Please note that I am very new to Linear Algebra and am having some confusion regarding orthogonal vectors.
Let $A = \begin{bmatrix}1 & -1\\ 2 & 2\end{bmatrix}$
My current understanding is that $A$ represents a transformation to another space (call it destination space) where the ortho-normal basis vectors would be in the direction of the above two column vectors $\begin{bmatrix}1\\ 2 \end{bmatrix}$ and $\begin{bmatrix}-1\\ 2 \end{bmatrix}$.
So for someone doing linear algebra in destination space, their equivalents to our orthonormal basis $b_1 =\begin{bmatrix}1\\ 0 \end{bmatrix}$ and $b_2 =\begin{bmatrix}0\\ 1 \end{bmatrix}$ would be $ \begin{bmatrix}1\\ 2 \end{bmatrix}$ and $\begin{bmatrix}-1\\ 2 \end{bmatrix}$ since $Ab_1 = \begin{bmatrix}1 \\ 2 \end{bmatrix}$ and $Ab_2 = \begin{bmatrix}-1 \\ 2 \end{bmatrix}$.
Now, if we take the dot-product of these two vectors when viewed from destination space, the result would be 0. Does this mean that these two vectors, $\begin{bmatrix}1\\ 2 \end{bmatrix}$ and $\begin{bmatrix}-1\\ 2 \end{bmatrix}$ would be considered to be orthogonal in destination space?
So the angle between two orthogonal vectors would be different in spaces with different basis vectors?
The answer depends to a large extent on your point of view as to what’s going on with the two vectors spaces and the transformation. However, what all of the answers have in common is that orthogonality of vectors is defined with respect to some specific inner product $\langle\cdot,\cdot\rangle$: $\mathbf v$ and $\mathbf w$ are orthogonal iff $\langle\mathbf v,\mathbf w\rangle = 0$. So really, once we’re asking about orthogonality, we’re not working with bare vector spaces but with inner product spaces—vectors spaces equipped with an inner product. More broadly, the angle $\theta$ between a pair of vectors is related to a specific inner product via that formula $\langle\mathbf v,\mathbf w\rangle = \langle\mathbf v,\mathbf v\rangle \langle\mathbf w,\mathbf w\rangle \cos\theta$.

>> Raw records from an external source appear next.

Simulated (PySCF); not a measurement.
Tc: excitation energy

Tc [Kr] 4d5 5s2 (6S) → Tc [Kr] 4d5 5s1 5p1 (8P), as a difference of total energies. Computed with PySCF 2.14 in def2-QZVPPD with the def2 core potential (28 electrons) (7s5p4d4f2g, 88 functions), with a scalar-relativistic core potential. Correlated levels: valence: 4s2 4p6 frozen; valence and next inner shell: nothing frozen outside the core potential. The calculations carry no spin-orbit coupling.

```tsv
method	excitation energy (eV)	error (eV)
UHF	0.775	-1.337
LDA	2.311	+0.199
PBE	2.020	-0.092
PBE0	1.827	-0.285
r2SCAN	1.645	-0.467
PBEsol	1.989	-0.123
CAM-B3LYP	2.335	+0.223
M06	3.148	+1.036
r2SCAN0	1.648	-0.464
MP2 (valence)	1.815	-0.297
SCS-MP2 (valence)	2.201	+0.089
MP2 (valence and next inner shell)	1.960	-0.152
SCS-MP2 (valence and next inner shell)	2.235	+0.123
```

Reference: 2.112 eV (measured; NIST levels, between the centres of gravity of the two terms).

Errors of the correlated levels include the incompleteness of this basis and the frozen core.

If you have a linear transformation $T:V\to W$, where both $V$ and $W$ are inner product spaces, it almost self-evident that there’s no particular reason to expect that the linear transformation also preserves inner products of vectors. That is, in general $\langle T\mathbf v_1,T\mathbf v_2\rangle_W\ne\langle\mathbf v_1,\mathbf v_2\rangle_V$. This is what gimusi is referring to in his answer when he says that linear transformations don’t in general preserve angles.
It’s important to distinguish between an inner product, which is a function on pairs of vectors, and the dot product, which is a function of the coordinates of a pair of vectors. The latter only operates on tuples of scalars, whereas it makes perfect sense to define inner products on spaces in which the vectors are functions. Now, when you’re working with $\mathbb R^n$ equipped with the Euclidean scalar product $(\cdot,\cdot)$, and you’re working in the standard basis $\mathcal E$, then these two coincide: $(\mathbf v,\mathbf w) = [\mathbf v]_{\mathcal E}\cdot[\mathbf w]_{\mathcal E} = [\mathbf v]_{\mathcal E}^T[\mathbf w]_{\mathcal E}$. This doesn’t hold for any basis of $\mathbb R^n$, though. For example, in $\mathbb R^2$, the standard basis vectors are orthogonal $(\mathbf e_1,\mathbf e_2)= [\mathbf e_1]_{\mathcal E}\cdot[\mathbf e_2]_{\mathcal E} = (1,0)^T\cdot(0,1)^T = 0$. On the other hand, in the ordered basis $\mathcal B = \left((1/2,-1/2)^T,(1/4,1/4)^T\right)$, $[\mathbf e_1]_{\mathcal B}\cdot[\mathbf e_2]_{\mathcal B} = (1,2)^T\cdot(-1,2)^T = 3\ne 0$. This is algebraically equivalent to your example, but the point of view is a bit different. Instead of the linear transformation mapping one Euclidean space to another and working in the standard basis of both spaces, we have a transformation that converts coordinates in one basis to another within the same Euclidean space. The vectors themselves don’t change, so the angle between them shouldn’t change, either. What needs to change is the coordinate-based formula for their inner product.
The necessary adjustment to the Euclidean inner product formula is easily computed from the change of basis matrix $M$: $$[\mathbf v]_{\mathcal E}^T[\mathbf w]_{\mathcal E} = (M^{-1}[\mathbf v]_{\mathcal B})^T(M^{-1}[\mathbf w]_{\mathcal B}) = [\mathbf v]_{\mathcal B}^T(M^{-T}M^{-1})[\mathbf w]_{\mathcal B}.$$ It turns out that every scalar product $\langle\mathbf v,\mathbf w\rangle$ on a finite-dimensional vector space can be expressed in $\mathcal B$-coordinates as $[\mathbf v]_{\mathcal B}^TA[\mathbf w]_{\mathcal B}$, where $A$ is some symmetric matrix and when you change bases via the matrix $M$, the matrix $A$ in this formula becomes $M^{-T}AM^{-1}$.